FOCUS: PRODUCTION Major oil, gas reserve additions reported

March 10, 1997
Several large, internationally active, U.S.-based companies have recently reported sizable gains in oil and gas reserves in 1996. The biggest reserves addition in absolute terms reported to date belongs to Exxon Corp. However, Amoco Corp. scored the largest percentage gain. Exxon Corp. says that its worldwide additions to proved oil and gas reserves totaled more than 1.1 billion BOE 1996, replacing 108% of its 1996 production.

Several large, internationally active, U.S.-based companies have recently reported sizable gains in oil and gas reserves in 1996.

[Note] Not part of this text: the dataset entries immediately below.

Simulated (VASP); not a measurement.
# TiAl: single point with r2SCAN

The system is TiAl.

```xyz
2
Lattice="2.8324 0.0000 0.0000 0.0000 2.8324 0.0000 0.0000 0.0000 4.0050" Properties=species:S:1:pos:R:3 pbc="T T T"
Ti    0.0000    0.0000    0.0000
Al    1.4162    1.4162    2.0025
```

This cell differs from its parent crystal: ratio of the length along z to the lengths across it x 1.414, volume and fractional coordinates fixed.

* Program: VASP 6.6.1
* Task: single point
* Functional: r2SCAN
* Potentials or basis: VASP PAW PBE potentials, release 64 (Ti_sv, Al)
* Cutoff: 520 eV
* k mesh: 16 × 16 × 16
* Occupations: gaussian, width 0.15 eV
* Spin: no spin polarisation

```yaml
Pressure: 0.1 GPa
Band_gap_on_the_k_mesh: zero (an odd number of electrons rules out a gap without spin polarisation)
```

The biggest reserves addition in absolute terms reported to date belongs to Exxon Corp. However, Amoco Corp. scored the largest percentage gain.

Exxon

Exxon Corp. says that its worldwide additions to proved oil and gas reserves totaled more than 1.1 billion BOE 1996, replacing 108% of its 1996 production.

Exxon chairman Lee Raymond said, "This year's strong performance is the third year in a row that we've exceeded 100% replacement. Over the last 10 years, we've added 10.6 billion BOE to proved reserves, more than replacing reserves produced."

All figures exclude property sales. With sales included, reserve replacement in 1996 totaled 102%.

Production totaled more than 1 billion BOE in 1996, similar to 1995. Liquids production was 590 million bbl. Gas production of more than 2.6 tcf reached its highest level since 1980 because of sales resulting from colder weather in Europe and the U.S. and increased demand in Malaysia from the power generation and industrial sectors.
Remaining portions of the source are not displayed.